Demand is 430 pending sales stronger than last year at this time and 1,161 stronger compared to two years ago. There really has not been much change in the past month, in terms of activity. The storyline remains the same: there are not enough homes being placed on the market in the lower price ranges to meet current demand. There are a number of factors driving this demand, chief among them, pricing and buyer's attitudes. There are many distressed homes on the market. These distressed homes are helping to prevent significant price appreciation. On the other hand, demand in the lower price ranges is helping to prevent price depreciation. If a home is priced well and is priced below $750,000, it will generate more than one offer and sell very quickly. Buyers generally understand that values have already dropped at least 35%, and sense that prices are not likely to drop much further. As well, buyers know that interest rates are low, and most understand that they will not remain low. There is, for 54 more days, the first time buyer's credit. And there is, the fact that cash buyers, or buyers with larger down payments, are snatching up many of the homes as soon as they are placed on the market.

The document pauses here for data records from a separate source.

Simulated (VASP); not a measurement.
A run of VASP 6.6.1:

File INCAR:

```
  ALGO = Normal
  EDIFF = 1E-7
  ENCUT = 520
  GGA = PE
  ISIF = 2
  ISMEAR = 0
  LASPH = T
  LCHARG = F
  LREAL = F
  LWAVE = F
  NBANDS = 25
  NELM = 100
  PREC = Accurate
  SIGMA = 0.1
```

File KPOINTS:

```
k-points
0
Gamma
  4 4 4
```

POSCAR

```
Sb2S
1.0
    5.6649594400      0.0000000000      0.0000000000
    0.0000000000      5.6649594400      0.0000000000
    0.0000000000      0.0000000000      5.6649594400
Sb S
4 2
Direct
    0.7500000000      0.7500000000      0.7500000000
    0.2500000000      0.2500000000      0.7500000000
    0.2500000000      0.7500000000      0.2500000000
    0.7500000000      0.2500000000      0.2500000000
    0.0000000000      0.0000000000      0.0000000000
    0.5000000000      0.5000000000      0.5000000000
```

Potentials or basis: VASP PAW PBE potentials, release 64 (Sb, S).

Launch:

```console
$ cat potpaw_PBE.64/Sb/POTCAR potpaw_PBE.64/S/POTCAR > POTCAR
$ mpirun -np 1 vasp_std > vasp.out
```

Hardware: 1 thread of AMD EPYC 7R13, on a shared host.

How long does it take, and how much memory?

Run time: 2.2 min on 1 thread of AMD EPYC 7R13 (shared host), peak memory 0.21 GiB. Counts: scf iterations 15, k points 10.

So, how do the rest of the numbers look?
The active inventory of homes for sale increased over the past two weeks by 311 homes, or 4%, to 8,446. The active inventory last year was at 11,562, 3,116 additional homes compared to today. Two years ago it was at 15,412, 6,966 additional homes. With a drop in demand and an increase in the inventory, the expected market time increased from 2.51 months two weeks ago to 2.77 months today. At the current pace, the overall market continues to be a seller's market without much appreciation at all. But, for those sellers in the higher ranges, DO NOT GET EXCITED about the overall numbers. When examining specific price ranges, I find higher the price range, the slower the market. It is slow for all markets above $1 million. Above $2 million, the market is nearly non-existent. The number of active distressed homes on the market, all short sales and foreclosed combined, increased by 64 homes to 2,769. The number of foreclosed homes within the active listing inventory increased in the past two weeks from 380 to 396, a gain of 16. The expected market time for foreclosed homes is a mind numbing 1.14 months, a deep seller's market. Foreclosed homes remain the hot ticket. The number of short sales within the active listing inventory increased by 48 and now totals 2,373. The expected market time for short sales is 1.91 months, also a hot ticket. There are 6,867 total pending sales in all of Orange County. Of those, 4,254 are short sales, 62%. Yet, only 27% of all closed residential resales in February were short sales. Most short sales are simply not closing. They are waiting on lender, or in many cases lenders, approval of the sale. Of the 4,254 pending short sales, only 757 have been pending for less than a month. 1,488 have been pending for over three months. The data does not even capture the short sales where a frustrated buyer walks away after waiting too long. Those are placed back on the market and, often, after generating several offers, quickly become pending sales again.
So, where do we go from here?
There are a lot of unknowns regarding the future of the economy, unemployment, a double dip, etc. All of the experts seem to enjoy the debate, and their opinions are all over the map. The Orange County housing market continues to move forward, regardless. First time homebuyers represent about 25% of all purchases. I have been asked: where all of these first time homebuyers are coming from? Many of them are in their late twenties or early thirties and responsibly saved for a down payment, but simply could not afford to buy when prices reached their astronomical heights a few years back. They were priced out of the market for years and waited until prices dropped to a very attractive level along with interest rates. Current demand is strong, and the market would appear even stronger if all of the short sales that are pending would close. This will occur as more short sales are approved in 2010. The federal government now wants the big banks to modify loans first. If that does not work out, then they want the big banks to go the short sale route. Foreclosing is only a last resort. As March rolls along and the spring housing market swings into full gear, we can expect more homes to be placed on the market and that demand will increase. The listing inventory will increase slightly due to higher priced properties being placed on the market where demand is not strong enough to keep up with the increased number of homes made available to sell. The lower ranges will remain feverish.